Ingredients for Teaching
What does the research tell us about the ingredients for great teaching?
I’ve just picked a copy of educational scientist Pedro De Bruyckere‘s new book The Ingredients For Great Teaching. It’s well worth a read but….
it makes me nervous when we start talking about ‘ingredients’ because they can make teaching sound like some sort of off-the-shelf cook book.
In fact, many lesson plans look precisely like a ‘How to make the perfect risotto’ with ‘What you will need’ followed by a whole bunch of bullet-points to follow step-by-step.
Lessons aren’t recipes to follow. If you do follow a recipe then what you get isn’t a perfect risotto – more like a dog’s dinner.
However, inside the book are some really useful chapters and links. One that caught my eye was a reference to Barak Rosenshine’s article ‘Principles of instruction: research-based strategies that all teachers should know.’

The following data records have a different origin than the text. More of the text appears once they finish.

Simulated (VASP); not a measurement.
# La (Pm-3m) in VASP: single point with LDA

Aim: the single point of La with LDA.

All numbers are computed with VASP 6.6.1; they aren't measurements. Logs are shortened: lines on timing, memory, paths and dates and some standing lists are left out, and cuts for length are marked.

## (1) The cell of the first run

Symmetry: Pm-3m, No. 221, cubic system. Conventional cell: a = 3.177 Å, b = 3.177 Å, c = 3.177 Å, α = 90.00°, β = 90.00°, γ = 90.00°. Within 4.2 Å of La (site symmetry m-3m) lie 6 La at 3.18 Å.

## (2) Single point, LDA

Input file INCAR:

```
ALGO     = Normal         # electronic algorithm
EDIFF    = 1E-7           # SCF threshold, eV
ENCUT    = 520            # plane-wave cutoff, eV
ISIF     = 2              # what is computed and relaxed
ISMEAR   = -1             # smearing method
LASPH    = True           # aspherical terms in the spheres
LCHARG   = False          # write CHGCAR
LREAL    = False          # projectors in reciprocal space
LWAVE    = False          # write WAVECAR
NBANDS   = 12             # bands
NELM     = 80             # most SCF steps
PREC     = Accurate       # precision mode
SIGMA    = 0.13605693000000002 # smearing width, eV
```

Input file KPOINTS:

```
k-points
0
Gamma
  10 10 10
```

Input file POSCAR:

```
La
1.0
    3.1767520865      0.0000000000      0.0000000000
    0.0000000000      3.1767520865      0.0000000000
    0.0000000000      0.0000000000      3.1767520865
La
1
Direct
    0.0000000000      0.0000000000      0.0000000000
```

This particular reference is interesting because Rosenshine notes that there are 10 ‘principles’ that every teacher should know – this got me thinking – what would happen after 25 years of teaching I didn’t know or that some were missing from my toolkit. Let’s take a look at what they are:
- Repeat each day part of what had already been learnt.
- Present new material in small chunks and help the pupils to practise them.
- Ask lots of questions, particularly ‘how’ and ‘why’ questions; this not only helps pupils to learn but also allows you to see how far along they are in the learning process.
- Act as a model; demonstrate your own thought and work processes when solving problems.
- Offer support for difficult tasks.
- Direct and guide pupils in their practice of new material; just showing it once is not enough.
- Check regularly that the pupils have understood properly.
- Make sure the pupils show their successes, so that you can see this and correct, of necessary.
- Demand and monitor independent practice and work towards this all the time.
- Regularly activate learned knowledge through a wide range of different exercises.
So, how did you do? Have you covered all these bases? Arguably, this is just good teaching and what all good teachers do but is it enough? I don’t think the list of principles is particularly earth-shattering in what it tells us. We do all this stuff instinctively throughout the day. Even as a trainee, these principles will be drummed into you and pretty quickly these are the things you can start to embed.
Did Rosenshine just pluck these 10 Principles out of thin air? No, we are told they have been informed by three things: research in cognitive science, research on master teachers and research on cognitive supports. This for me is where things start to unfold.
I take issue with the research on ‘master teachers’ presuming there is such a category of teachers in the first place. Are we sure that anyone ever reaches ‘mastery‘?
Rosenshine defines master teachers as those classrooms whose classrooms made the highest gains on achievement tests. This in itself doesn’t prove anyone to be a master teacher. They may display the 10 principles above but who defines what mastery is and what it looks like? All because your class perform well in tests does not in any way, shape or form make you a master teacher. The are too many other factors that interact.
I don’t think master teachers even exist. Dylan Wiliam once said,
The great thing about teaching is that you never get any good at it; you never crack it. That’s what makes it so frustrating, so challenging, and yet so rewarding.
Rosenshine says that “The best way to become an expert is to through practice – thousands of hours of practice. The more practice, the better the performance.”
This isn’t gospel. You can engage in thousands of hours of practice but doing something that is faulty, erroneous and stale. In other words you can repeat your mistakes.
What is most revealing about Rosenshine’s article is that he adds a further 7 principles to his main 10 so we end up with 17 principles.
And here’s the problem: only 17 principles? It is what’s not on the list that is most concerning. I’d be looking at least 100 principles and many of those who relate to personality, charisma, presence, aura, humour and being a ‘true teacher’ – one that isn’t great or the finished article as there is not such thing.
There is one glaring omission from the list(s) Rosenshine gives us and that is the ‘teacher stare’ or the ‘teacher eye’. If you don’t have this then you are going to find teaching impossible.